Untrodden Bridge
It has been said that a righteous man will fall down seven times and rise again. Even though this is scripture and
has a spiritual connotation and denotation, it fits perfectly in our physical life, precisely in our everyday life.
Many at times in our lives, we find ourselves
at our lowest point. Lowest point in every aspect of our lives so much that we
virtually fall down; flat on the ground.
Our businesses may not be flourishing as we
hoped, our careers may not be attaining the heights we expected, our grades may
keep going below the pass mark or our finances may just be doing terrible.

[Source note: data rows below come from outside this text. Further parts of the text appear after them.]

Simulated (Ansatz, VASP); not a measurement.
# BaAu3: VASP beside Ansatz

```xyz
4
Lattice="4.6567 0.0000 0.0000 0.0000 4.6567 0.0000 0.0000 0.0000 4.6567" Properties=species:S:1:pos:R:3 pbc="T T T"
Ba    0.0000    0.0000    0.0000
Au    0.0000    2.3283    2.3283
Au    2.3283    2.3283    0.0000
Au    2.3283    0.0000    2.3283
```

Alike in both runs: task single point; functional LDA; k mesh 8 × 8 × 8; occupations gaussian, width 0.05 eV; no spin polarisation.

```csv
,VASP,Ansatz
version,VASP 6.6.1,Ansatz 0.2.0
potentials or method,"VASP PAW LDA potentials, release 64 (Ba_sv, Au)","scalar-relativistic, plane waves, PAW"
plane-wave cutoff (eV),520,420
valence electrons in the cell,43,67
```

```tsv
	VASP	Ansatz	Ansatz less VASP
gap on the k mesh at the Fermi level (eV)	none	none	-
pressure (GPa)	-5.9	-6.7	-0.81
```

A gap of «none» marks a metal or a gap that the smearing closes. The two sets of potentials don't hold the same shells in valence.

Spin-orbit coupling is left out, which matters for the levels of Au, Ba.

We are so low at this point of our lives that
we begin to fidget and become jittery every step of the way. Not sure what the next
minute or second will come with. It is at this point that our thoughts begin to
race faster than they usually do and they race to places that scare us even
more. It brings to us certain images that move concurrently with our lowest
point. Images that take away the little energy left in us and sucks away the
life in us. More like a dooms day for us; a dreaded day that even though we
want to get our thoughts back to reality it refuses. It leaves us stuck in that
crippling shadow of thinking.
Between the point of our falling down and our
rising up exists a vacuum full of friends. And these are usually friends that
we look up to with the hope of helping us to rise again; being that bridge for
the gap. Friends that we may have shared our precious times with, and probably
shared our lives with. Friends that we will go heaven and earth to make happy
because their happiness makes us happy as well. Friends that I cannot finish
describing here as their poignant accolades are infinity.
Yet, these friends instead of helping turn their
backs on us and pretend they do not know that we need to rise up again and that
they are the very bridge for the gap. Interestingly, these are the very friends who
act all caring and ever ready to help you when you were on your high points.
In your lowest point, they rather tend to become an ornate but untrodden bridge!